You've confused yourself. Those problems are not fundamental to next token prediction, they are fundamental to reconstruction losses on large general text corpora.

That is to say, they are equally likely if you don't do next token prediction at all and instead do text diffusion or something. Architecture has nothing to do with it. They arise because they are early partial solutions to the reconstruction task on 'all the text ever made'. Reconstruction task doesn't care much about truthiness until way late in the loss curve (where we probably will never reach), so hallucinations are almost as good for a very long time.

RL as is typical in post-training _does not share those early solutions_, and so does not share the fundamental problems. RL (in this context) has its own share of problems which are different, such as reward hacks like: reliance on meta signaling (# Why X is the correct solution, the honest answer ...), lying (commenting out tests), manipulation (You're absolutely right!), etc. Anything to make the human press the upvote button or make the test suite pass at any cost or whatever.

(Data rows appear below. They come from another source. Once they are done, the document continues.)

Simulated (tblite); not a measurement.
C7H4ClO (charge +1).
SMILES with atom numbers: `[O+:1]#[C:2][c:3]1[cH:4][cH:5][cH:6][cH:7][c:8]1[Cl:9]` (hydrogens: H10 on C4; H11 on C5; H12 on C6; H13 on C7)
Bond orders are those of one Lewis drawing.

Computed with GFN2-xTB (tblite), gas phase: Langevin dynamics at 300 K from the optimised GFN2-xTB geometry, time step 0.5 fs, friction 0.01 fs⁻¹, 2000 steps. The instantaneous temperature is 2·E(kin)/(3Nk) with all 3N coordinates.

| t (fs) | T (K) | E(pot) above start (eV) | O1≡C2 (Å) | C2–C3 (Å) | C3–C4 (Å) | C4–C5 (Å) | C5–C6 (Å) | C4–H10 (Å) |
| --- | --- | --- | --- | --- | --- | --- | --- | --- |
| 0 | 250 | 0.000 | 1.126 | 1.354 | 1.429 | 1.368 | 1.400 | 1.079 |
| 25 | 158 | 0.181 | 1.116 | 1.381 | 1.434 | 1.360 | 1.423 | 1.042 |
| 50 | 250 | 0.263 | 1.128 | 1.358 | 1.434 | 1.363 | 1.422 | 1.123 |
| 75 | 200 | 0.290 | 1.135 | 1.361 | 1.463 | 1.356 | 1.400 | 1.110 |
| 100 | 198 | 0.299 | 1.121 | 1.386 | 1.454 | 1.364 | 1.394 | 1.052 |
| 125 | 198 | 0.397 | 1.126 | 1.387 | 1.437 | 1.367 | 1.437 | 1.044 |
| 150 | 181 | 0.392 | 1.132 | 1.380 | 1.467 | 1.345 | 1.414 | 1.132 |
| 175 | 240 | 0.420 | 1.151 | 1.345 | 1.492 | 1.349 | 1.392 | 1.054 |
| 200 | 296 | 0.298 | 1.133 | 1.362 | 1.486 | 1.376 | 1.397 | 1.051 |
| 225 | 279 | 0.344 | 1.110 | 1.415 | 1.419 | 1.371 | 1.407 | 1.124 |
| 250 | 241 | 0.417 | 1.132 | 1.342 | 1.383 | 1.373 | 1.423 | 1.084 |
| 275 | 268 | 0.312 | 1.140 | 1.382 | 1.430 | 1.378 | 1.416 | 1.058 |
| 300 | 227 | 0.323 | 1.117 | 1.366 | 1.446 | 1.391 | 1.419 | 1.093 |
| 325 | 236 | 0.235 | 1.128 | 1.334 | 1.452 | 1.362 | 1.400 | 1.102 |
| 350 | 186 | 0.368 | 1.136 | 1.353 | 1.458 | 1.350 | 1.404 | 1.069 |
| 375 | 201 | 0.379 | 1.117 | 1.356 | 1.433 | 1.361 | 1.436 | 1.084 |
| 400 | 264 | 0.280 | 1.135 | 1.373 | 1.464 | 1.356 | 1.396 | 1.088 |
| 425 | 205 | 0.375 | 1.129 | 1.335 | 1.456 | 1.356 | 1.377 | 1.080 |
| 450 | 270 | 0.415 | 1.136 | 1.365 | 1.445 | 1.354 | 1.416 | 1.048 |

With that said, RL post-trained models _inherit_ the problems of non-optimal large corpora reconstruction solutions, but they don't introduce more or make them worse in a directed manner or anything like that. There's no reason to think them inevitable, and in principle you can cut away the garbage with the right RL target.

Thinking about architecture at all (autoregressive CE, RL, transformers, etc) is the wrong level of abstraction for understanding model behavior: instead, think about loss surfaces (large corpora reconstruction, human agreement, test suites passing, etc) and what solutions exist early and late in training for them.